Blacksmith in Ancient Greece (ca. 530 BC)
On the left there's an Ancient Greek vase showing a blacksmith heating up iron while a younger boy works the bellows to blow the fire hot enough. Below, there's a video of a blacksmith making something out of iron. First he heats up the metal so it will get softer, and then he beats it into shape with a hammer.
Because iron is so hard to make, nobody used iron before about 1500 BC. Then the Hittites in West Asia did learn how to use it. But they quickly saw that iron weapons were better than bronze ones, and so they decided not to tell anybody else how to make iron. The Hittites kept the secret of making iron for about 400 years, until about 1100 BC, but when the Dark Ages came to West Asia, the Hittite empire fell apart anyway, and the secret of making iron got out to other people.
After the Dark Ages, therefore, all the Mediterranean people started to use iron: the Greeks, the Egyptians, the Kushites, the Jews, the Philistines, the Romans, the Carthaginians, and the Assyrians. From about 1000 BC to the present day, iron has been the most used metal.
When the Aryans invaded India, around 800 BC, they brought the knowledge of how to make iron with them there. People who lived in China learned how to make iron by around 700 or 600 BC, during the Eastern Chou dynasty.

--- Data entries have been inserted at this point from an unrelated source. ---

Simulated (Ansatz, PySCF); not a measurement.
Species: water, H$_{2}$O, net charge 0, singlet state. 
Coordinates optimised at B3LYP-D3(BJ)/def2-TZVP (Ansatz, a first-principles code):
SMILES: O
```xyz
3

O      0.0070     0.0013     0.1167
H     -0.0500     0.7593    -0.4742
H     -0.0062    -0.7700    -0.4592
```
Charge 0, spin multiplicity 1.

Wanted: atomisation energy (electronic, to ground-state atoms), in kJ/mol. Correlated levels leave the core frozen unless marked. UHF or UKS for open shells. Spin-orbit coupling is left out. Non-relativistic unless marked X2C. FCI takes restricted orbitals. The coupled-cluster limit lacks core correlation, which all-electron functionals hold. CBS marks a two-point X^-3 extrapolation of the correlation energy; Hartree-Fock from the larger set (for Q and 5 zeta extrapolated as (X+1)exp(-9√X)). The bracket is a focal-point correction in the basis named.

By about 300 AD, people in West Africa and East Africa had also learned the secrets of making iron. Some people think they learned how from the Egyptians; other people think the Africans figured it out on their own.
Each culture brought their own new ideas to the use of iron. In India, for instance, by the 1000s AD architects were making iron beams to hold up the roofs of big temples.